Years After Fighting The `White Train,' Nuclear Protesters Now Want To Save It

The last time Jim Douglass saw the "White Train," he was trackside, part of a protest to stop it.

He thought then that the cars, carrying nuclear warheads for Trident missiles at the Bangor Submarine Base near Bremerton, should be stripped and scrapped, along with the policy of stockpiling nuclear weapons.

So did thousands of others in the Seattle area, including Raymond Hunthausen, then the Catholic archbishop of Seattle, who once called the Trident submarine the "Auschwitz of Puget Sound" and often took part in the mid-1980s protests.

Now, more than a decade later, most of the railroad cars are being scrapped, as useless relics of the Cold War, defunct tools in the balance of terror.

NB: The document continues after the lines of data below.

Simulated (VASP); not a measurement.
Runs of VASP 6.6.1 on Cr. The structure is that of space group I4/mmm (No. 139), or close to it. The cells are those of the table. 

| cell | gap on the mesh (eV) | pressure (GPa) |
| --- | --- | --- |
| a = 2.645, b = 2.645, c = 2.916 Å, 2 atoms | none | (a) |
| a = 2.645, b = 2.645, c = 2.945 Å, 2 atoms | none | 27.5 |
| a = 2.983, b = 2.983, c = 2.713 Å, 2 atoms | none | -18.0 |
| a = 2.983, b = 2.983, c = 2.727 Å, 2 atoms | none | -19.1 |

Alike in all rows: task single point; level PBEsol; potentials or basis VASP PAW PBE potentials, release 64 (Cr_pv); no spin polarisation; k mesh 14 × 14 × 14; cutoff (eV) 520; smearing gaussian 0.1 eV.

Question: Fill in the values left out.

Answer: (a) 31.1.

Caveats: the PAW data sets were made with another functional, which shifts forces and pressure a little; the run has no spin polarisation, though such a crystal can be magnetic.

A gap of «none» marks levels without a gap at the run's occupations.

But Douglass, a founder of the Ground Zero Center for Nonviolent Action, and other anti-nuclear activists now aren't so sure the cars should be destroyed. Rather, they'd like to preserve one or more of the cars - to turn them into a museum to commemorate their cause.

"As thousands of people stood along those tracks and prayed and protested, the people of this country became more conscious of the arms race and took many means to protest it. And the arms race eventually was stopped," said Douglass, who lived in the house closest to Bangor with his wife, Shelley, to monitor shipments.

"Why not give one of those cars to Ground Zero . . .?" asked Douglass, who now runs a shelter for the homeless in Birmingham, Ala.

The Department of Energy office in Albuquerque, N.M., which is in charge of the rail cars, is noncommittal.

"We're going to have to talk to our management on that. This is sort of a new one," said spokeswoman Tracy Loughead.

The idea of preserving the cars for history's sake is not new.

Most of the almost 60 cars - stored for years at the Texas plant where the weapons they carried were made - are to be dismantled and scrapped. But about eight cars are to be preserved by the Department of Energy (DOE).

The National Historic Preservation Act required DOE to confer with historic-preservation officials in Texas before destroying the cars, to see whether they might be historically significant. It was agreed they were.

"These rail cars moved nuclear weapons and components to military and Department of Energy installations around the continental United States from 1957 until the mid-1980s. As such, these properties are significant for their associations with the Cold War," said a letter from the Texas Historical Commission in May of 1996 to DOE.

Train repainted, then abandoned

The White Train, so called because it originally was painted white to deflect solar heat, was painted a variety of colors in 1984 in a failed effort to deflect protesters' attention.

In 1985, according to DOE documents, it was decided to terminate rail shipments, in part because of the protests. The DOE then started to use tractor-trailer rigs to carry nuclear shipments on the highways, where they are harder to track.

In 1992, plans to ship the train to Russia to help the former arms-race enemy transport nuclear weapons destined for dismantling fizzled, and plans to do away with the cars were begun.

Among those slated for DOE preservation are one bomb car and one escort car, in which armed special agents rode. Those two have been requested by the National Atomic Museum, now on Kirtland Air Force Base in Albuquerque.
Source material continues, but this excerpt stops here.